One of the iconic neon signs from Fresno’s past, a vaquero atop a rearing horse that stood watch over the old Hacienda Motel at Clinton Avenue and Highway 99 from the 1950s until the early 1970s, has a new home at the Big Fresno Fairground.
In recent decades the sign has been on a pole in front of the Mendes General Store on West Olive Avenue about a mile south of its original home.
The sign was a landmark along the highway during the motel’s prime as a convention center and a nightspot attracting big-name entertainment.
Frankie Avalon, a 1950s teen heartthrob and beach-movie staple, was among the performers and part of the motel’s ownership group for a short time before longstanding financial problems closed the Hacienda in 1971. The horse and rider came down when the resort reopened as a Sheraton Inn in 1973.

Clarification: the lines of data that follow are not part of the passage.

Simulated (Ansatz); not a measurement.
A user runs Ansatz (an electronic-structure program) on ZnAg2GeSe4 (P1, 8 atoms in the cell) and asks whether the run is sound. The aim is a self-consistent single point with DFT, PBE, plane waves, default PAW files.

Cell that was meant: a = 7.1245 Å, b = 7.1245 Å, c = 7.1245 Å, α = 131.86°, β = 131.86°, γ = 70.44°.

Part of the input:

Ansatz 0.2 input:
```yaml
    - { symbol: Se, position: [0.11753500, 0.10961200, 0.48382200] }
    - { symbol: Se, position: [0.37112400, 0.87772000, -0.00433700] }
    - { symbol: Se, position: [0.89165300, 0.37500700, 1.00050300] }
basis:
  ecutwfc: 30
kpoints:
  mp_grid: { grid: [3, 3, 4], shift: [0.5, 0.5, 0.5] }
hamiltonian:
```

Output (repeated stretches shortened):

When the name was changed back to Hacienda in the late 1970s, the neon sign did not return. Among the performers booked during the Hacienda’s Sheraton heydays were Frank Sinatra, Frank Sinatra Jr., Count Basie, Cab Calloway, Henny Youngman, Ray Charles, Rosemary Clooney, Redd Foxx, Jerry Lee Lewis, Glen Campbell, John Davidson, Ike and Tina Turner, the Bellamy Brothers, Lily Tomlin, Waylon Jennings and the Poynter Sisters.
In 1989, the Hacienda became a senior retirement community.
Since 2008, the former motel has been operated by the nonprofit Mental Health Systems, which runs outpatient and residential mental health services at the site.